The Changing Part-Time Political Culture of Rockaway Twp.

Elected officials always have a tough time defending perks that most other people don’t get. The actual issue at hand often is irrelevant.

For the latest example of this, we turn to Rockaway Township, a mostly Republican enclave in Morris County, where the township is poised to take municipal health benefits away from part-time elected officials.

Two people now receive them, the mayor and a councilman.

Specifically, the ordinance up for passage Tuesday night would limit town health benefits to full-time employees. While elected officials may put in many hours, they’re considered part-timers.

Broadly speaking, this is a no-brainer. Many private companies, of course, do not give health benefits to part-timers. And even on the municipal level, no one suggests that a 20-hour a week recreation aide should get health care on the taxpayers’ tab.

Over the years, however, many municipal officials have given themselves these benefits. The issue surfaces periodically, but it’s often tough to get some elected officials to take away one of their own perks.

That’s where the courts come in. Years ago in Mount Olive, it took a resident’s lawsuit to stop part-time officials from getting town health benefits.

Decades ago when health costs were a tad more reasonable than they are now, these benefits may not have been that much of an issue.

But they are today. The cost of health insurance per person in Rockaway Township is estimated at $35,000 a year.

Former Gov. Chris Christie early in his first term signed legislation ending the practice of health benefits for part-time elected officials, but those who had them at the time were grandfathered.

Which brings us back to Rockaway Township. Like many municipalities, government in Rockaway Township over the years at times has been run more like a private club than a public entity with little dissent on the governing body.

That changed last year when voters put a number of new individuals on the nine-member council.

There are now at least five votes to take away health benefits from part-timers, according to Jeremy Jedynak, the council president.

One of those five is Councilman Tucker M. Kelley, who has unsuccessfully sought for years to strip part-timers of health benefits.
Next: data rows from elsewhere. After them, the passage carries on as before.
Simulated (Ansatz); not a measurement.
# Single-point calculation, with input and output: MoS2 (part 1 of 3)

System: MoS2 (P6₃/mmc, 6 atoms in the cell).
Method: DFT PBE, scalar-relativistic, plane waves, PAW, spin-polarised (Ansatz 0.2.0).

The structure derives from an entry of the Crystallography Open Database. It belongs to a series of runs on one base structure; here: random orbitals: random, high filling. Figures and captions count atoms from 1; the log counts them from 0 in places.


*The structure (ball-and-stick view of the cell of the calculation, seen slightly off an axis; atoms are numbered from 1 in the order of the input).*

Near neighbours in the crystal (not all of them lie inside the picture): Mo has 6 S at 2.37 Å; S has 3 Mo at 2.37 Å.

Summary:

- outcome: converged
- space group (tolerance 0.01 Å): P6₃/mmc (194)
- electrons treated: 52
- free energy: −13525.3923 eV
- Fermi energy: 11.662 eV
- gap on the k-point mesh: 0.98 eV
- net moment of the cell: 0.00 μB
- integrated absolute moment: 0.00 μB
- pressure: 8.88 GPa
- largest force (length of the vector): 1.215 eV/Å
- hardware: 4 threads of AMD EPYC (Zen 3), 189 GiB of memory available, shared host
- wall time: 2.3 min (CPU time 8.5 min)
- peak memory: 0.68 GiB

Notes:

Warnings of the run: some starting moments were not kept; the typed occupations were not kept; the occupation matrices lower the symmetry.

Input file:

Nothing demonstrates how things in the township have changed more than Kelley’s presence on the council. Long an administrative critic – a gadfly if you will – Kelley has fought many battles with council members, some of which ended up in court.

Depending on your point of view, Kelley has been either a dedicated watchdog or an annoying irritant. But now he’s a councilman, to the delight of some and to the dismay of others.

Jedynak asks why should part-time elected officials get a benefit that no other part-timers in town government get.

“How can you ever cut taxes if you are unable to cut your own benefits?” he asks, adding that public service is supposed to be just that – serving the public, not getting lucrative perks.

This, quite frankly, is a tough position to argue with. And that is the problem for the men now getting town health benefits, Mayor Michael Dachisen and Councilman John J. Quinn.

The mayor attributes the move to politics, pure and simple.

“It’s just a political vendetta,” he said. “They’re trying to kill us.”

Dachisen notes that the issue has been brought up for years, most notably by Kelley.

“This guy keeps drumming it up, drumming it up,” the mayor said.

Dachisen argues that the council’s anticipated move would be illegal because of the grandfather provision.

Jedynak counters that the borough of Scotch Plains in Union County passed a similar ordinance and that it withstood legal scrutiny. So, as you can see, litigation is possible if the council majority follows through.

How the courts would rule on this issue can be debated.

But what should not be debated is that part-time elected officials getting municipal health benefits in New Jersey is not the type of thing most residents support.

Which is why the days for this over-the-top perk probably are numbered.